In 1793 Congress passed the first Fugitive Slave Act (a second one would be passed in 1850) setting out the procedures by which slavemasters (or hired slave catchers) would make their claims and gain legal custody over the fugitives. Quite remarkably, the constitutional issues raised by the act did not come before the Supreme Court for almost half a century. In Prigg v. Pennsylvania (1842), the Supreme Court, through Justice Joseph Story, a Massachusetts native and Harvard law school professor who described himself as antislavery, both upheld the law and, just as importantly, struck down Pennsylvania’s own attempt to regulate the process by which fugitives would be returned to bondage.
The facts of Prigg are especially grim. Edward Prigg was a Maryland-based slave catcher who captured Margaret Morgan and her children in Pennsylvania; she was married to a free black man, Joe Morgan, and in 1832 they had moved across the border from Maryland to Pennsylvania. Although there is good reason to think that she had been freed by a previous owner, the successor to his estate recognized no such freedom and sent Prigg and other slave catchers to recapture her. There is no plausible argument that the children were “fugitive slaves,” but that did not stop their being captured as well and sold to a slave trader for shipment to the deep South. Pennsylvania had attempted to prosecute Prigg for violating its “personal liberty” law that required slave catchers to appear before Pennsylvania courts and prove their case rather than simply “snatch” the alleged fugitive, as Prigg had in fact done. It was Prigg’s conviction that the Court, through Story, reversed, on the ground that Pennsylvania simply had no legal authority to put any stumbling blocks at all in the way of slave catchers.
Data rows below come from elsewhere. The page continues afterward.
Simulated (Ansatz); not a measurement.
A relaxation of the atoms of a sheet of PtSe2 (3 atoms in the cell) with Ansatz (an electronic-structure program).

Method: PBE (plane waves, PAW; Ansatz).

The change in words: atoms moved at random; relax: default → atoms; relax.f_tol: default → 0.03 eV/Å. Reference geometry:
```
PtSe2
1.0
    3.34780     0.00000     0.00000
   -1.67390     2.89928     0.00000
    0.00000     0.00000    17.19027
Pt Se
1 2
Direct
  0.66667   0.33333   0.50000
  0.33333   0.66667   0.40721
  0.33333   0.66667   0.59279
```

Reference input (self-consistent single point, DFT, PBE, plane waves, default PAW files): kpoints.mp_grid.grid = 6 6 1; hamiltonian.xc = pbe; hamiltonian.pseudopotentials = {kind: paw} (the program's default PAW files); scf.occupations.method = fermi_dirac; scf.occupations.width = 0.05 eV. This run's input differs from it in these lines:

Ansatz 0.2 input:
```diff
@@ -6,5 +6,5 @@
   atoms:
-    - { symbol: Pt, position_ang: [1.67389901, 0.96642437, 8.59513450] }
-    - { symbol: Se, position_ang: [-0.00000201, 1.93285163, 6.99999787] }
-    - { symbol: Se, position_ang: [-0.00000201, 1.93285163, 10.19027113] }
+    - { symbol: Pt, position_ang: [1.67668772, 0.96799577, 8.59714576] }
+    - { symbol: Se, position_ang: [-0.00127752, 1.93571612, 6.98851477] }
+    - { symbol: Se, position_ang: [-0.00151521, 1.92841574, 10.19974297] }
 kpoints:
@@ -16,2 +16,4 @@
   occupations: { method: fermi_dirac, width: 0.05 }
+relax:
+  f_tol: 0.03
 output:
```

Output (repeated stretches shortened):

Prigg may be usefully compared to the seminal case of McCulloch v. Maryland (1819). First, as in McCulloch, the Court finds an “implied power” of Congress to pass legislation even though the Constitution does not explicitly assign such a power to Congress. Secondly, also as in McCulloch, the consequence of this power is to displace the states from being able to make their own policies with regard to fugitive slaves. Both cases, therefore, are very much about the practical meaning of federalism, and both endorse strong national power while, at the same time, limiting the exercise of state power.
In some ways, Prigg is even more remarkable than McCulloch. McCulloch was based on an analysis of the assignment of powers to Congress in Article I, Section 8, of the Constitution, which culminates in the Necessary and Proper Clause that Marshall read, in effect, to grant Congress broader powers than those expressly set out in the text. But the Fugitive Slave Clause is not, of course, found in Article I at all. It is one of a basically unconnected series of clauses in Article IV. Several involve the obligations of states to one another, ranging from extradition of fugitives from justice and the return of fugitive slaves (though not named as such) to the duty to give “full faith and credit” to the legal enactments of other states. Section 1, the Full Faith and Credit Clause, concludes by stating that “the Congress may by general Laws” structure the process by which the laws of any given states will be “proved” in relevant litigation. Similarly, Section 3 explicitly gives Congress the power to admit new states to the union as well as to pass laws regarding the territories of the United States. However, the Fugitive Slave Clause, sandwiched in Section 2 between these two provisions, includes no such grant of power to Congress. One might interpret this lack as suggesting, with regard to Section 2, that although states do indeed have obligations to one another, Congress has no power to structure the means by which those obligations will be fulfilled.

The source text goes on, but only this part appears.